A finished film is the final product of months of meticulous work by a crew of hundreds of creative and technical talents who worked diligently to meet the vision of the director. Shown on the big screen, the film will be seen by audiences as the director intended. But Tom Cruise wants you to know that your ultra-high definition television may be robbing you of some of the magic when you watch the same film in your home.
Cruise, who is filming the sequel to Tony Scott's homage to U.S. Navy fighter pilots, "Top Gun," took a break with "Top Gun: Maverick" director Christopher McQuarrie to explain to Facebook users why films often look so different on their high-def televisions in a short video.
In the post, Cruise and McQuarrie explain that many of today's high-definition televisions employ a technical trick to smooth out motion blur, called video interpolation. The smoothing effect is great for watching your favorite sporting events, as players and fast moving objects — such as a baseball or a hockey puck — remain sharp and visible.

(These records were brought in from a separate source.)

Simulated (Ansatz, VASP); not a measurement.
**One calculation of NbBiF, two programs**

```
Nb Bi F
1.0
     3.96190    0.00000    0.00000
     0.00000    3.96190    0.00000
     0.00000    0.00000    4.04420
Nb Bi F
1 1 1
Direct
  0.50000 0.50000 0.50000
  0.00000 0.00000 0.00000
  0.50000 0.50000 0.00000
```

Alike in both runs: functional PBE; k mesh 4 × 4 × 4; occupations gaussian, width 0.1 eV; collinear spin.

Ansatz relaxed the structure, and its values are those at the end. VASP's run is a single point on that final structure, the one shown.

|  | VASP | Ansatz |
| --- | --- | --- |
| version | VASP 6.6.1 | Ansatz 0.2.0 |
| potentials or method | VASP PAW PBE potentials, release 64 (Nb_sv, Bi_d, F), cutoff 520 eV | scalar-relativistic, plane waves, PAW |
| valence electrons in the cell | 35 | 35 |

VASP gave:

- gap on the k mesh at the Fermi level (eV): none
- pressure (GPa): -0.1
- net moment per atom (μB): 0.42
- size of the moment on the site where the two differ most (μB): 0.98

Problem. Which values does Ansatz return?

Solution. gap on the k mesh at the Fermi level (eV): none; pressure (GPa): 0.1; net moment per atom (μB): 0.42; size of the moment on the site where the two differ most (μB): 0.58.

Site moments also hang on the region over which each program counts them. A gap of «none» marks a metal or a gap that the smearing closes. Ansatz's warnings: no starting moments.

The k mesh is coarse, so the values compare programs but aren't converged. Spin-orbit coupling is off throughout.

But when applied to film, where directors intentionally use motion blur to achieve a desired look, the result is a strange viewing experience. Cruise calls it a "soap opera effect," though I've always thought it looks more like you're seeing behind-the-scenes footage.
So, if you're interested in fixing that somewhat disorienting look on your television or understanding why it happens, check out the short video by Cruise and McQuarrie and then head to Google for step-by-step instructions to getting the best viewing experience out of your television.